On the one hand, there're phrases, on the other hand there are plenty of sentences that that should be checked for having such phrase with showing position of each word (index_start, index_end).
For example,
phrase: "red moon rises"
sentence: "red moon and purple moon are rises"
result:
1) ["red" (0, 3), "moon" (4, 8), "rises" (29,34)]
2) ["red" (0, 3), "moon" (20, 24), "rises" (29,34)]
Here, we have 2 different words "moon"
Another example,
phrase: "Sonic collect rings"
sentence: "Not only Sonic likes to collect rings, Tails likes to collect rings too"
result:
1) ["Sonic" (9, 14), "collect" (24, 31), "rings" (32,37)]
2) ["Sonic" (9, 14), "collect" (24, 31), "rings" (62,67)]
3) ["Sonic" (9, 14), "collect" (54, 61), "rings" (62,67)]
The last example,
phrase: "be smart"
sentence: "Donald always wanted to be clever and to be smart"
result:
1) ["be" (24, 26), "smart" (44, 49)]
2) ["be" (41, 43), "smart" (44, 49)]
I tried to regex around it, something like 'sonic.*collects.*rings'
or non-greedy variant 'sonic.*?collects.*?rings'
. But such solutions give only 1) and 3) results.
Also I gave a try to the third-party regex
module using positive look-behind: '(?<=(Sonic.*collect.*rings))'
, but it gives only 2 of 3 captures.
Some code for sonic example:
import re
# sonic example, extracting all results
text = ['Sonic', 'collect', 'rings']
builded_regex = '.*'.join([r'\b({})\b'.format(word) for word in text])
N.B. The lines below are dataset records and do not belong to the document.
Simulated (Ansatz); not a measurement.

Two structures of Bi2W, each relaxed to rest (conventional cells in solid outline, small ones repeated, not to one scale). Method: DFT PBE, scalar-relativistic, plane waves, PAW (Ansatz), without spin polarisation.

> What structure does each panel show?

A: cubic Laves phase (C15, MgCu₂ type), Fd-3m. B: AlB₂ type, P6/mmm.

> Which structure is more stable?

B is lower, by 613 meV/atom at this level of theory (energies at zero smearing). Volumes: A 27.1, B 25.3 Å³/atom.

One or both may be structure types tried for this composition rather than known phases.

for result in re.finditer(builded_regex, 'Not only Sonic likes to collect rings, Tails likes to collect rings too'):
for i, word in enumerate(text):
print('"{}" {}'.format(word, result.regs[i + 1]), end=' ')
print('')
Output:
"Sonic" (9, 14) "collect" (54, 61) "rings" (62, 67)
What's the best solution to such task and I wonder if there's solution to solve it using regex?